Michael Amann Says ...
Republicans: Take the money and don't run
By Michael Amann
For those of you who don't follow the news, Republican Scott Brown of Massachusetts beat some lady with bad hair in a special election last week. Chatter has now increased to a roar - Republicans are taking back the House and Senate in 2010. Brown has become a GOP hero after running a campaign that was noted for its terrific organization, enthusiastic grassroots efforts and naked Cosmo pics. He made only one critical mistake: he got elected.
The Daily Telegraph listed the 100 most influential conservatives in America earlier this month and only two of the top 10 (No.9 Congressmen Paul "Who's Paul Ryan?" Ryan and No.10 lame-duck quitter Governor Tim Pawlenty) and seven of the top 20 currently hold elected office. A large part of those numbers has to do with a lot of high profile Republicans getting sh-t-canned in the 2008 elections. No matter how their posts were abandoned however, few savvy Republicans look to jump back into the political fray. Nearly all "high-profile" Republicans are making fat cash by staying out of political office and in the media spotlight.

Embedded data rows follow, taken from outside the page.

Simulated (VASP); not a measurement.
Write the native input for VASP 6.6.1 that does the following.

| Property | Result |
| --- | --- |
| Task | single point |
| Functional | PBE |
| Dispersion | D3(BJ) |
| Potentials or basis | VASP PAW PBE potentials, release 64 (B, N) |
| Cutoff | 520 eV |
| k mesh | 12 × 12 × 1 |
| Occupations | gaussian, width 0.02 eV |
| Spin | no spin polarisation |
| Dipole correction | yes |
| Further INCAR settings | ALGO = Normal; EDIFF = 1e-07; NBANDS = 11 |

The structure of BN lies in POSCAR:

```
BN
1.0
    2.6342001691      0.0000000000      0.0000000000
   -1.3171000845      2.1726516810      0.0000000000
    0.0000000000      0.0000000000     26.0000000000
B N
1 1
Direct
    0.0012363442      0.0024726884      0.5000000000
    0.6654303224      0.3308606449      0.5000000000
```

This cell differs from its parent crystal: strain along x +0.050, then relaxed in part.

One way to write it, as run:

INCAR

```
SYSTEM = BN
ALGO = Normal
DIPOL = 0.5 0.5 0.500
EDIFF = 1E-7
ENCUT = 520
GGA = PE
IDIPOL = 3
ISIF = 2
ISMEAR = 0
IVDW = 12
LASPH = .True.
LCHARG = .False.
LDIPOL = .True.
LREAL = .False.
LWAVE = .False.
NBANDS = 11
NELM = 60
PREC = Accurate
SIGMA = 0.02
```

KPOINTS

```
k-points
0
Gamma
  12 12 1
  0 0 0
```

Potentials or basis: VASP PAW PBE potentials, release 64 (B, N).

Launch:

Former Governor Sarah Palin knows her vapid aw-shucks remarks are better as self-promoting controversies than pieces of any coherent ideology. She's making green hand over fist by pandering to the basest of the base - a terrible political strategy, of course. Even in what is allegedly Barack Obama's darkest hour, the president was still way ahead of Palin by 32 points (56 percent to 24 percent) with independents in recent a Fox News poll. THIRTY-TWO POINTS. FOX NEWS POLL.
Electability is overrated. Bankability is what Republican figureheads need to focus on.
Sarah Palin can talk about "death panels" all she damn well pleases if the only people she has to answer to are her millions of sycophant fans. Mike Huckabee's Fox News show is as awkward as it is shallow, yet his supporters tune in every week. Rudy "Nine F-ckin' Eleven" Giuliani can pretend that Bush's presidency experienced nary a terrorist attack without consequence. Newt Gingrich hasn't held office this millennium, yet is considered by many to be the face of the GOP. The only non-Republicans who like Dick Cheney are the space marines from "Avatar." In spite of this, the former vice president, voted the worst man to ever hold his office, gets to tee off on Obama on national television whenever he feels like it.
None of these people are burdened with the crippling responsibility of pulling America out of the dismal spot where they left it. What recession? Beck and O'Reily get 3 million viewers a day! For right-wing talking heads, 2009 was a bull market - a flaming bull with a jetpack, shooting lasers out of its eyes. In 2010, the bull looks to grow machine guns for legs and fart gold.
Listen Republicans: wouldn't you rather be mocking Obama's tenuous and brief connection to ACORN than having to defend Halliburton's billions in no-bid contracts in Iraq? Isn't it more fun to criticize the Democrats' flirtation with nuking the filibuster than to explain why your own party wanted to do the very same thing not eight years ago? Isn't protesting more fun than calling liberal protesters un-American?
Republicans love money. However, they also love America. While they'll never admit it, most of them haven't forgotten just how f-cked up the country was by the choices and actions of the Republican-controlled Congress and White House. From 2003-2007, the leaders of our beloved nation entered an expensive stupid war based on, at best, poor information, largely ignored the pursuit of justice for those who actually attacked us, alienated our allies, authorized torture on our enemies and spied on our countrymen, made a holocaust of post-9/11 bipartisan and international goodwill, slashed taxes on the wealthy, wantonly spent federal money, decreased regulation on mega-corporations and banks, just to name a few. Basically, they got us to the awful situation we are in now.
While George Bush is the public fall guy for those rough times, Republican politicians realize that running a nation is tough. To any Republican political candidate hoping to be part of this "GOP Revolution" in 2010, I strongly suggest you reconsider. Let Obama burn his political capital (and with it, his marketability) trying to fix the mess your colleagues made. Follow the money, stay out of the way, and for the love of God, don't get elected.